2.5 Incidental Registration Rights.

(a) Company-Initiated Registration. If at any time or from time to time, the Company shall decide to register any of its securities on any registration statement under the Securities Act for purposes of a public offering of securities of the Company for its own account, other than (i) a registration on Form S-8 (or a similar or successor form) relating solely to employee stock option, stock purchase or other benefit plans, or (ii) a registration on Form S-4 (or similar or successor form) relating solely to a Commission Rule 145 transaction, the Company will:

(i) promptly give to the Common Holders written notice thereof; and

(ii) subject to Section 2.5(b), include in such registration, and any related qualification, and in any underwriting involved therein, all the Registrable Securities specified in a written request or requests, made by any Common Holder within thirty (30) days after receipt of the written notice required by Section 2.5(a)(i).

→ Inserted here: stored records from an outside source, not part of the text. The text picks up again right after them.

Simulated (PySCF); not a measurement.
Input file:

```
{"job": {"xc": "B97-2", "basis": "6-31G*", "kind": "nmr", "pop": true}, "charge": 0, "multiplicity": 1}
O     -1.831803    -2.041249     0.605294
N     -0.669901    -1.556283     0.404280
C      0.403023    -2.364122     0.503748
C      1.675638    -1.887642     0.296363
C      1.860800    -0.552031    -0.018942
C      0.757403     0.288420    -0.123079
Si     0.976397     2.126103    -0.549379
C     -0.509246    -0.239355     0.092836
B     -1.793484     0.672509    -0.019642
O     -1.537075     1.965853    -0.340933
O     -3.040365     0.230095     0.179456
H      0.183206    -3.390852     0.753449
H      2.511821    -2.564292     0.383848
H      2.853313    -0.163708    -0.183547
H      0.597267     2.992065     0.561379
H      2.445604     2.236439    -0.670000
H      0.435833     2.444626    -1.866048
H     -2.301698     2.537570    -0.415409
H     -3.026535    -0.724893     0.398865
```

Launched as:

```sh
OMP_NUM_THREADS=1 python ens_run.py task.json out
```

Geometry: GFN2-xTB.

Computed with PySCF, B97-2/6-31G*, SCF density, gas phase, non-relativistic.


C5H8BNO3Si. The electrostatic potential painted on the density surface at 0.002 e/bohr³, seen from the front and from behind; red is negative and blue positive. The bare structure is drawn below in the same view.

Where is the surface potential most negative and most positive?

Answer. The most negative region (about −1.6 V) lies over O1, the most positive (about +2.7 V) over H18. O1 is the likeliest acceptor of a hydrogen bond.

(b) Underwriting. If the registration of which the Company gives notice is a registered public offering involving an underwriting, the Company shall so advise the Common Holders in the written notice given pursuant to Section 2.5(a). In such event, the right of the Common Holders to participate in such Registration pursuant to this Section 2.5 shall be conditioned upon each Common Holder’s participation in such underwriting and the inclusion of the Common Holder’s Registrable Securities in the underwriting to the extent provided herein.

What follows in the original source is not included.